Friday, 28 June 2013

The Patrician System

(Note: This 30th post of June 2013 will be the last post for this month, probably. I want to work in round numbers and am unlikely to add another 10 between now and the end of the 30th. Any more that are written before then will be published on 1st July.)

In the immediately preceding post, I wrongly referred to six inner and four outer planets of the star Patricius. The diagram of the Patrician System (Poul Anderson, Flandry's Legacy, New York, 2012, p. 193) is diagonally divided into an upper left half showing the inner planets and the asteroids and a lower right half showing the outer planets. However, closer examination of the diagram reveals that "Vitruvius" appears both as the outermost of the "inner planets" and as the innermost of the "outer planets." Clearly, this is done to show us how the two halves connect. But the result is that the total number of planets is nine, not ten.

The Patrician System is very similar to the Solar System with:

nine planets;
asteroids between the fourth and fifth planets;
colonies on the third and fourth planets.

I have already mentioned:

Daedalus and Imhotep, the two colonized planets;
Archimedes and Leonardo, the two that are obviously named after famous engineers;

The remaining four are the two innermost, Liang Ling-tsan and Channing, and the two outermost, Katsuragi no Kami and Sennacherib.

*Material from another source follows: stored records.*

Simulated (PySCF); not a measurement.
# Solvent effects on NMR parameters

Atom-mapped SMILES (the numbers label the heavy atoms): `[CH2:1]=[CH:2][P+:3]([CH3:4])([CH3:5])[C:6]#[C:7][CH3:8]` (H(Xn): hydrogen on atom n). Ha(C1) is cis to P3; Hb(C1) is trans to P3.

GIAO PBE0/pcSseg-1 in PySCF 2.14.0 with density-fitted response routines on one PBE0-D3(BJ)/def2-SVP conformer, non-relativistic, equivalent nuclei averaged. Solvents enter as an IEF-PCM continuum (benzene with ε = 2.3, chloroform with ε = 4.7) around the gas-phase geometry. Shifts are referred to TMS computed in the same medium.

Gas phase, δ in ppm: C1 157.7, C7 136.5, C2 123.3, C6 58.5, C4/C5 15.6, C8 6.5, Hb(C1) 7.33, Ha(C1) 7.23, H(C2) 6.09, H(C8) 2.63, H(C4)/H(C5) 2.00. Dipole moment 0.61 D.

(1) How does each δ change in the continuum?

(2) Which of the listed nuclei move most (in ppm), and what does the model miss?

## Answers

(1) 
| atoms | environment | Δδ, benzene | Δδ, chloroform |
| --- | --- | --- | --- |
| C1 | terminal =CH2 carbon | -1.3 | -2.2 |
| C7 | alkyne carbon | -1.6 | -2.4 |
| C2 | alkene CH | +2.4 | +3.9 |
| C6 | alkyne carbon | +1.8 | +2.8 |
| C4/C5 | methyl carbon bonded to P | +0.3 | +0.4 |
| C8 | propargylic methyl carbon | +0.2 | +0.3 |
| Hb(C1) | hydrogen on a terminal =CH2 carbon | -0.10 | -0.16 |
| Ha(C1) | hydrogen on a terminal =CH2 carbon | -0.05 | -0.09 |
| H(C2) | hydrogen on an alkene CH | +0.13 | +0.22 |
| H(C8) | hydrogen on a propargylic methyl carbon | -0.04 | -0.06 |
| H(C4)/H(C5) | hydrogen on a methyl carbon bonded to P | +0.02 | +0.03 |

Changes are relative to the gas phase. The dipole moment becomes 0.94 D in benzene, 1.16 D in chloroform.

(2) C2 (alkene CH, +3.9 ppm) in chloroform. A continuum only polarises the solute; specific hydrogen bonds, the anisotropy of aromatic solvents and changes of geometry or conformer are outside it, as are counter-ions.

Patricius is St Patrick whom regular Anderson readers have met in the King of Ys Tetralogy before he gained his Christian name.

Despite being equivalent in position to Mars, Imhotep has thirty per cent greater gravity than Earth. This planet held only a scientific base and a few support industries for centuries until the Starkadians were settled there in the previous generation. Since then, the city has grown and now houses Imperial offices in the Pyramid with many other new buildings around it.